If you love the idea of running your own gardening business but don’t know how or where to start, our straightforward guide tells you all you need to know.
Understand the day to day
Chances are you’re already a keen gardener and understand the physical side of the job but doing it for a living will bring different challenges. The seasonal nature of the business, with most work being carried out during the spring and summer months, means you may have to take on another part-time job to supplement your income, at least until you get the business off the ground. You’ll also have to be happy working on your own, as most landscapers or professional gardeners do while having the confidence to interact with other trades as required.
Dealing with clients
How comfortable are you dealing and/or negotiating a price with clients? You won’t always have a free reign to come up with ideas of your own and may have to stick to a strict brief. Clients can be demanding and may expect you to be on site at a time that suits them, for instance, in the evening or at weekends. You will also have to provide sketches and plans as well as written estimates for the job and ensure the work is completed on time and to budget, including costs for labour and material.
Is it for you?
Make sure you fully understand what a gardening/landscaping career entails by doing your own research. Are you willing to put in the long, often physically demanding hours required to build and sustain the business? Are you equipped to deal with all the other stuff that goes with running a business (see below)? Before committing yourself, do as much research as you can first by searching online, reading up on the subject and, if possible, speaking to professional gardeners to get their take on the job.

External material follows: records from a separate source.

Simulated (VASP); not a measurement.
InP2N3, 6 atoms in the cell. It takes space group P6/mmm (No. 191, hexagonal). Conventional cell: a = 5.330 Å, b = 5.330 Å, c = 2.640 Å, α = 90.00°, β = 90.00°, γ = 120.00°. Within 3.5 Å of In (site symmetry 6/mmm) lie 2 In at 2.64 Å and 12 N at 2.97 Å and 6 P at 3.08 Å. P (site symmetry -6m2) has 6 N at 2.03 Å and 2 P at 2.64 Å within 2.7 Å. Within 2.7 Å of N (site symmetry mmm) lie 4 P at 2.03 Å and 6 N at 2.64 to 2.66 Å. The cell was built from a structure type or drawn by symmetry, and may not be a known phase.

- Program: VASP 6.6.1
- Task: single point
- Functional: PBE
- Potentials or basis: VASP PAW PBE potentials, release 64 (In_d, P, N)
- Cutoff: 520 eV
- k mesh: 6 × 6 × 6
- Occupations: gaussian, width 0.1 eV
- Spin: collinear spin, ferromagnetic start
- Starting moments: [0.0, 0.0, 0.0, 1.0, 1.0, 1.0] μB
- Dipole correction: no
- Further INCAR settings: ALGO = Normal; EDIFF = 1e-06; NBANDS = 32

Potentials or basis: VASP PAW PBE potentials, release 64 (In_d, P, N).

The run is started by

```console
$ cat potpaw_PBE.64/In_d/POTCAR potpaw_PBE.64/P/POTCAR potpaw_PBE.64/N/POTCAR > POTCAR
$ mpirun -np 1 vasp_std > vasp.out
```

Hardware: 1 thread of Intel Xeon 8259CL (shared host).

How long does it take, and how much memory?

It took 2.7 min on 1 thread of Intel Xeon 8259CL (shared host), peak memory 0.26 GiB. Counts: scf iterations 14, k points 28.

What qualifications do you need?
It goes without saying that you should enjoy being outdoors – in all weather – love working with plants and have a creative mind-set. Experience also counts for a lot and there are various landscaping and gardening courses you can do to advance your knowledge and skills. Some clients may feel more confident in dealing with a gardener who has formal qualifications.
The Royal Horticultural Society offers a range of courses for all levels and the English Gardening School is widely recognised as a centre of excellence. Their garden design diploma course lasts 8 weeks and costs £4395; they also offer distance learning courses. Shop around for other courses and be sure to check out your local college to see what courses are available.
Work out your costs
Unless you’re planning to pitch for large-scale commercial projects, you won’t have to invest too much in equipment to get started. A range of basic gardening tools is all you need and you can always hire heavier equipment as required. You can do the admin side from home initially but you’ll definitely need somewhere to store equipment safely. Your own shed or garage may be an option, if not, shop around for local storage facilities that offer 24-hour access.
Insurance is another cost to consider and it’s important to have the right policies in place. You’ll need cover against theft, damage or loss of equipment, motor insurance for any vehicle used for the business and public liability insurance against injury to members of the public. As a professional gardener offering advice, you should also take out professional indemnity insurance and if or when you take on staff, you must have employer’s liability cover. Read our guide to company insurance here.
Company structure and paperwork
One of your first decisions will be to choose a legal structure for the business. Many gardeners set up as sole traders and register with HMRC for tax and national Insurance, filling in an annual self-assessment tax return. Other options that offer certain tax advantages include forming a limited company or, for partnerships, limited liability company. Either way, it’s important to get the legal side sorted so seek expert advice on the company structure that’s right for you. Compare business structures here.
How much can you expect to earn?
It depends is the simple answer. If you establish yourself as a much sought-after professional landscaper, you can name your price. More realistically, as a self-employed gardener you can expect to charge between £10 -£25 an hour, depending on the where you operate. If you’re based in London or the south-east you can charge a higher hourly rate than in the north, for instance. For guidance, find out what gardeners are charging per hour in your local area.
Check out the competition
Research the number of professional gardeners or landscapers operating in your area so you know what you’re up against. Are you prepared to travel to find work, if necessary? You may need to go where the work is and take a hit on pay to build up a solid portfolio of work and establish yourself. Hopefully, any sacrifices you make now will prove to be worth it!
Promote yourself and your business through social media platforms such as Facebook, LinkedIn and Twitter and advertise your services through local directories and newspapers. Over time you may want to develop your own website but remember, word-of-mouth referrals and repeat business is what you’re aiming for, so always ensure you provide great service no matter how small the job!